Indictments May Impact AL Politics for Years

By: Denise Bradberry Email
By: Denise Bradberry Email

Monday's corruption indictments could have a far reaching impact on Alabama politics past the November elections.

News 4 sat down with a political science professor at troy university’s Dothan campus to find out what we can expect in future legislative sessions.

Monday's indictment listed four of Alabama’s state senators, three of whom are running for re-election this November.

District 29's Independent Senator Harri Anne Smith says she's not backing down.

“We are still in this campaign for re-election. I've been asked that question. We appreciate the support today of people all over the district people calling and saying we're behind you, we know this is not right, we know this is not true and want you to know we're still on the campaign trail,” says Smith.

Associate Political Science Professor Rick Martin says she'll likely still attract a lot of votes this November despite the corruption allegations.

“When an individual legislator is very popular in his or her district, there's a certain sense of loyalty that develops and sometimes when the comments are made just that defensive reaction, ‘It's my legislator, my legislator wouldn't do something like that,” says Associate Political Science Professor Rick Martin.

Many are questioning the timing of these indictments calling them politically motivated, but Martin thinks that's unlikely.

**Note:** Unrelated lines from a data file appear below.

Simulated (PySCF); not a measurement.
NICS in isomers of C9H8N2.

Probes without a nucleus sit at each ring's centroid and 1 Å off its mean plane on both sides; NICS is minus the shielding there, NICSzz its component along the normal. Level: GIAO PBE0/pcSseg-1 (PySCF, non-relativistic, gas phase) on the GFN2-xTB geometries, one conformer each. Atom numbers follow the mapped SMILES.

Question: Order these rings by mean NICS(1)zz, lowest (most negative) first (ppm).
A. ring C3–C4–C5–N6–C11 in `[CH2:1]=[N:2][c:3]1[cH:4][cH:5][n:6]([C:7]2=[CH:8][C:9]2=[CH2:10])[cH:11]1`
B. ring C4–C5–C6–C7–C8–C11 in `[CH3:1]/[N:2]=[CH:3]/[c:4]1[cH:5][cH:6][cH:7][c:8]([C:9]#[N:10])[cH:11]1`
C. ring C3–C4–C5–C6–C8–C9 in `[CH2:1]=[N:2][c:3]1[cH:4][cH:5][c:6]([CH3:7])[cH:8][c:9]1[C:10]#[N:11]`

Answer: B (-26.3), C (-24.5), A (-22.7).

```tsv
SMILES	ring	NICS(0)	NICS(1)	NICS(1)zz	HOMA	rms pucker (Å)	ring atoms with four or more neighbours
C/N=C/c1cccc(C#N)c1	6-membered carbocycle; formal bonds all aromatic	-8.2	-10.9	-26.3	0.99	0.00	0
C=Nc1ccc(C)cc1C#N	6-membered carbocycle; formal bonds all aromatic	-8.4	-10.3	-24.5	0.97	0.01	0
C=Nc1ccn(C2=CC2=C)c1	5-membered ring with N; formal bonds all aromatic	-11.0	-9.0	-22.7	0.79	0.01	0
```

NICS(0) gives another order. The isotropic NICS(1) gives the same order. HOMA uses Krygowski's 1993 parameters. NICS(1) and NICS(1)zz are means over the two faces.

“Of the four there are two democrats, one republican and one independent that was a republican, so half and half, so it looks to me if you're going to talk conspiracy it's both parties conspiring against the other,” says Martin, “the federal prosecutors tend to look very distastefully of attempts by outsiders to influence their investigation.”

When it comes time for lawmakers to vote on other controversial legislation Martin believes they'll be very careful not only with what they say but also with whom they say it.

“The legislature is going to be very careful because they don't want to be viewed as being under the influence in pushing it because of outside influence rather than what their constituents want,” says Martin.

The accused will have their next hearing on October 15th where they'll enter their pleas.